Who you promoted the hell out of in this thread. So much for not getting involved in politics. :rolleyes:
You are simply upset that your very fringe views do not have wide support.
Et voila, that is the democracy, it is not a failing of the democracy that a fringe ideological view is not able to impose itself.
It takes guts to admit you’re wrong, especially about something like this that really matters.
Glad your eyes have been opened on this.
As others have said, don’t forget the 2018 midterms. Not only is Congress up for grabs in 2018, but Arizona, along with most states, has elections for state legislature that year.
And in the meantime, call your Congresscritters about issues that matter to you. Phone calls are the most effective way to let them know how you feel, and a call generally only takes a minute or two. And right now, they’re running scared: they’ve been fantasizing about this moment when they’d drown the government in a bathtub, but we’re ringing their phones off the hook, telling them we actually like having health insurance and national parks and clean water and stuff like that.

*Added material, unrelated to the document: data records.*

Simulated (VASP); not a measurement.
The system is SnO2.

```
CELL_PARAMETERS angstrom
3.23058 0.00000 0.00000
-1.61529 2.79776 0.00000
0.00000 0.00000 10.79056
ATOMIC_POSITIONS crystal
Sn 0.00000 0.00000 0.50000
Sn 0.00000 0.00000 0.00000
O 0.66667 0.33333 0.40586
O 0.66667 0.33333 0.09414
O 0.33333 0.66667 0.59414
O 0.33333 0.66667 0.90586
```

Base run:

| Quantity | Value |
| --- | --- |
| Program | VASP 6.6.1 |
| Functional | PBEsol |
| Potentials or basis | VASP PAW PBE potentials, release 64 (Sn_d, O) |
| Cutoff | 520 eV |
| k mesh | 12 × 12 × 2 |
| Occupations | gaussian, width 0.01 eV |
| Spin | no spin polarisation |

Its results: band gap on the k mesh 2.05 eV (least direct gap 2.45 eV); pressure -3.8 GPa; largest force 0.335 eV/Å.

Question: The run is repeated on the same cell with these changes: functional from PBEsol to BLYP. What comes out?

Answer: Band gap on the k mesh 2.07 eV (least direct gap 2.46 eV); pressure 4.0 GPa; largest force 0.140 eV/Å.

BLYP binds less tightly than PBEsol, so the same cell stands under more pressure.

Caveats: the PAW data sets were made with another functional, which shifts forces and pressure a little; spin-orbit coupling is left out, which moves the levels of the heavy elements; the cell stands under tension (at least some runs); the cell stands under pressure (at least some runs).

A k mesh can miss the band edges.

If we keep the heat on them, we can at least limit the damage they do, because they’ll be too damned scared of us to tear everything down. And with luck, we can retake the House in 2018 and stop the bleeding.
But you’re not alone. There are a LOT of apolitical people who’ve suddenly woken up and started paying attention. Every political junkie I know has tales of spouses, friends, loved ones who might’ve voted before, but didn’t really follow politics more than casually, who are now turning into activists.
So there’s hope. We’re gonna take our country back, by God.
Here’s a suggestion; try not to call him/her a “congresscritter” when speaking to him/her. In fact, stop using that silly term entirely.
That was very early in the contest. I said many times that I favored a Clinton victory. I wouldn’t say I promoted her though.
Shhh. The adults are talking.
I agree that it is a shared illusion and an effective one. That is why governments are hard to beat.
I don’t seek to impose an ideology, I seek to withdraw from under the boot of yours. Democracy is not effective to that end. It just fools a lot of people into thinking their inconsequential actions determine outcomes. Like the poor OP, he feels responsible for
Trump’s insanity. You people are like the guy who wears dirty socks to help his favorite team win the game.
Is that what you call it when you stand in unison with your hand on your hearts looking up wistfully?
And it can be used for good or evil. A well informed and well meaning public, accepting this shared illusion, can actually move the government towards accomplishing good things. A poorly informed, or not well-meaning public is useful in being manipulated into supporting the accomplishment of bad things.
Paying attention to the news does nothing, in and of itself.
But it’s the first step. If you’re not informed, then you won’t even know that anything worth calling your Congresscritters about is even happening, until after the fact.
And the calls really do make a difference. And showing up at town hall meetings, when they have them, makes even more of an impression.
[ETA: link to town-hall spreadsheet removed; seems to be dead]
Yeah, because we read shit like this…
*(WASHINGTON) — President Donald Trump warned in a phone call with his Mexican counterpart that he was ready to send U.S. troops to stop “bad hombres down there” unless the Mexican military does more to control them, according to an excerpt of a transcript of the conversation obtained by The Associated Press.
*
and we wonder how a nation could ever get itself into a position where the Idiot-in-Chief would threaten to invade a peaceful foreign country. Does that idiot not know that that’s an act of war?
I move to substitute in “nominated DeVos” in place of Mexico, because it’s looking like the Mexico thing is a hoax.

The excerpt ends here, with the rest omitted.